**By ****Lindsay Clare Matsumura**** and ****Kristin Klingensmith**

**Institute for Learning**

**Big Ideas from the Interview with ****Dr. Melissa Libertus**

- The seeds of mathematical reasoning begin in infancy, starting with the ability to discriminate between quantities.
- Young children’s mathematical reasoning skills develop during everyday activities, such as grocery shopping, cooking, and even riding in a car. When young children engage in intentional talk about quantities that they see in everyday life, their reasoning deepens.
- Adults can support children’s mathematical skills in activities such as arts and crafts by engaging in discussions about mathematical observations like the number of crayons in a box, which picture has the most flowers, patterns in beaded bracelets being made, how shapes fit together, etc.

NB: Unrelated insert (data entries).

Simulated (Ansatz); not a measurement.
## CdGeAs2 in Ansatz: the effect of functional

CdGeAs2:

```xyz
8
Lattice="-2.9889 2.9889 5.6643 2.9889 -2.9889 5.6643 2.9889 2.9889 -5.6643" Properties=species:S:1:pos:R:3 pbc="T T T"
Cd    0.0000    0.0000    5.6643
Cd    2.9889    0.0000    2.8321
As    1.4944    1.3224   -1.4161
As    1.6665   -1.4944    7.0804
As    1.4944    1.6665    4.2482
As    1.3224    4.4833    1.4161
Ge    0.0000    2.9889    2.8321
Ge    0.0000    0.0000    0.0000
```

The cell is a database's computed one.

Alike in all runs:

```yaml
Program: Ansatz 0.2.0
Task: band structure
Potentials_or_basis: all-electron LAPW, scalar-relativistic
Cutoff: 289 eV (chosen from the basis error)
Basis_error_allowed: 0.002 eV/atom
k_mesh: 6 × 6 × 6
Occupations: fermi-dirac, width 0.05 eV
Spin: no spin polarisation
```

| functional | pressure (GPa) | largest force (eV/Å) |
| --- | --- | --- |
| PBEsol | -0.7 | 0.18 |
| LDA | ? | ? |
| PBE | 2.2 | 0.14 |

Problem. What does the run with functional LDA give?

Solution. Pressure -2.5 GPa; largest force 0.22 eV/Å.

**What got you interested in studying young children’s math development?**

I loved math as a child, but I saw that lots of other kids were struggling to learn it. I started tutoring math early in life and that got me to think about how best to explain concepts and solve problems in ways not regularly taught in class. One of my biggest joys was to see how concepts clicked for students. As an undergraduate, I majored in cognitive science and worked with professors studying math education and how to best teach kids algebra. I realized that by the time kids came to algebra, a lot has already happened that determines success, and I wanted to start younger. So, I worked with infants for my dissertation to understand the foundations of mathematical thinking—what happens before kids get to school and how that lays the foundations for math.

**What does mathematical thinking and reasoning look like in infants? What are those early foundations? **

When it comes to understanding the basic foundations of mathematical thinking present in infancy, there are two main concepts that we believe are present. The first is that infants have an understanding of small quantities and their exact numbers. Essentially, they can tell that one ball is a different number of objects than two balls, and that’s different from three. But the exact understanding of being able to tell these different quantities apart is pretty much limited to those small sizes.

Secondly, while having a precise understanding of small quantities, they also have an appreciation for large quantities, but it’s imprecise. A lot of research shows that infants can discriminate between different quantities of objects, but it needs to be a certain kind of difference between the quantities for them to be able to do so. For example, they might be able to tell that a set of 24 balls is more than a set of 8, but they wouldn’t be able to tell the difference between a set of 24 and a set of 18 because those quantities are too similar.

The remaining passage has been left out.